This repo is used to customize a GeoNetwork4 to be used by AODN. The key customization is to build a jar file with the code we want to add and insert it use COPY function to copy it to the lib folder during the Dockerfile build.
The jar file contains a hack where we name a @Configuration class with the same package as geonetwork4 base package (org.fao.geonet), so that the initial component-scan will pick up this class. From there we add additional component-scan to our custom classes. This avoided the need to alter the xml like what we did before plus we are using a Docker base image of GeoNetwork4.

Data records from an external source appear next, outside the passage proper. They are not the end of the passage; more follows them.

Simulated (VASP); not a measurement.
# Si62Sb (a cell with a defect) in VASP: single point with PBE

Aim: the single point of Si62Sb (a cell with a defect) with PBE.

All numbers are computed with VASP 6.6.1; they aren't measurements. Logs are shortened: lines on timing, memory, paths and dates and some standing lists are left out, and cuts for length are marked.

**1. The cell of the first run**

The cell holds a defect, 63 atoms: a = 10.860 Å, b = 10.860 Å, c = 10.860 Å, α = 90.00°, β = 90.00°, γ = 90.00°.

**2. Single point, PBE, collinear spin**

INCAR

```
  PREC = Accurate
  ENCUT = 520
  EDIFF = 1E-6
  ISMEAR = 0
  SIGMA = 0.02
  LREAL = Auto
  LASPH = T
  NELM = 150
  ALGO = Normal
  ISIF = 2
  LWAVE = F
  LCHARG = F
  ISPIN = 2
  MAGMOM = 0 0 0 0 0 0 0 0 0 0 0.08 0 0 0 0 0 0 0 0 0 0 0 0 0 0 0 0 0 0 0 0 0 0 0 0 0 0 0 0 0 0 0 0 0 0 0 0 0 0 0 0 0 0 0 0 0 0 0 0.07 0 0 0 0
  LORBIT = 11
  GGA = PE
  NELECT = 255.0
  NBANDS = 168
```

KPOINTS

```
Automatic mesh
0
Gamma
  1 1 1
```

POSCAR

When new docker image release, you will need to migrate to a new version of geonetwork. There are few places you need to update, it would be easier to search the current version string and replace it:
- pom.xml
- Dockerfile
The two file MUST have the same version match, for example if we use 4.4.5-0 for pom.xml then you need to use 4.4.5 Docker image of geonetwork.
Note:
a. The path to store geonetwork in the Docker image may change, you may need to update "ENV GN_DIR /opt/geonetwork"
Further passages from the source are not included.